The group called for this as part of a broader cultural shift which:

…challenges the ideas, culture and norms underpinning the violence; that challenges the impunity abusers are imbued with [and] that challenges rape myths and culture…

The Six Counties (the de-colonial term used to refer to the North of Ireland) undeniably has a problem when it comes to ensuring the safety of women and girls. Official data from 2020 to 2025, shows that there were 30 cases of femicide. That’s a rate of 0.52 per 100,000 people for the period. In contrast, the rate is 0.45 in England and Wales, and 0.24 in Scotland. Most shocking is the comparison with the South of Ireland. There, the figure is 0.15.

For some reason Chief Constable of the PSNI Jon Boutcher thought the appropriate response to this was to defensively quibble over statistics. Rather than simply acknowledge the reality of the problem, he should pledge to improve the force’s approach to it.

PSNI is not the solution

On 26 March, Boutcher spoke of a statistical error in a 2019 BBC report that may have given a misleading impression regarding rates of domestic in the North of Ireland. Speaking before the Northern Ireland Affairs Committee in Westminster, he said that the BBC had cited 8 murders for the year 2017. In reality, only four murders had occurred.

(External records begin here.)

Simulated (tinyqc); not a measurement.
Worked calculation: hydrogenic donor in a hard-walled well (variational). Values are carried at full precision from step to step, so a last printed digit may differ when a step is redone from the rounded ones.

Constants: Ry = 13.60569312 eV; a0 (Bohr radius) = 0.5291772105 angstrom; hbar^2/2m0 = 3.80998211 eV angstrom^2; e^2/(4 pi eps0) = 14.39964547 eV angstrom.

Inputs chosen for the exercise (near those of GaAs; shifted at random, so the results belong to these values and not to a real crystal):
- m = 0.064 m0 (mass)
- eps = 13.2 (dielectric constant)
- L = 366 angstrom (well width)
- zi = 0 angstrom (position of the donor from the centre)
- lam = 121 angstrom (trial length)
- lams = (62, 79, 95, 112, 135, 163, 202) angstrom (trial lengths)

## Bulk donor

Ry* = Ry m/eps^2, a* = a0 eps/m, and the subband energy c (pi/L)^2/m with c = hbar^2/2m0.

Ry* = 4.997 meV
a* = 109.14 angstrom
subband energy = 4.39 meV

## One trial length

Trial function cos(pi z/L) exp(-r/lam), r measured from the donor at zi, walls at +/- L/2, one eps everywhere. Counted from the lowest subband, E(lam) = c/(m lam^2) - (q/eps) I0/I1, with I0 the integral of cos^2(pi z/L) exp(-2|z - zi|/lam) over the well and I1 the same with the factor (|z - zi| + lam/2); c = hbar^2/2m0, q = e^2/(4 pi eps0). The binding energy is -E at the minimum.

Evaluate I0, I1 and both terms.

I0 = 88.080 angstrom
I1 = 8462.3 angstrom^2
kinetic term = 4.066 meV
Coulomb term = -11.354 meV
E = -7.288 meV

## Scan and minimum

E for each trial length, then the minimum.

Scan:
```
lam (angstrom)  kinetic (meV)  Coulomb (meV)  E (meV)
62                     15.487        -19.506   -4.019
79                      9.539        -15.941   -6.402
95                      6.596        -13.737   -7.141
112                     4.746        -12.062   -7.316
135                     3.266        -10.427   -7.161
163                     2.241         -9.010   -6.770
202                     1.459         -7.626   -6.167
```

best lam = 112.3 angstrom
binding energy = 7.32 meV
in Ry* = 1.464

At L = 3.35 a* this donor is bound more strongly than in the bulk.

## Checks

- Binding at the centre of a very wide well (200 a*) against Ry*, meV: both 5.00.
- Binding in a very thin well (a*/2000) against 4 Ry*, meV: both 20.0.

That’s a moot point given the figures discussed above. Boutcher then went on to give a self-serving, rambling, and incoherent response to what the police might do to prevent femicide.

Boutcher instead focused on the rise of the manosphere — the cretinous online influencers who push a misogynistic worldview, instead of looking at the wholesale issue of femicide. While turds like Andrew Tate are undoubtedly a malign influence, their recent emergence doesn’t explain rising rates of domestic violence. Over the past 15 years rates remain appallingly high.

Hargey suggested the PSNI need to ask themselves:

Are we prioritising it as much as we could be?

She said it was “something we have been pushing the police on.” Like any social problem, the police are rarely the sole nor ultimate solution. They can however do more and invest greater funds to ensure women are protected.

Recognising the scale of the crisis, ROSA North called for everyone in society to be part of a movement combating gender violence. Citing MeToo, Ni Una Menos in Latin America, and Black Lives Matter, the group said:

Let’s look to them for the much needed inspiration to keep fighting for the radically different world we believe possible.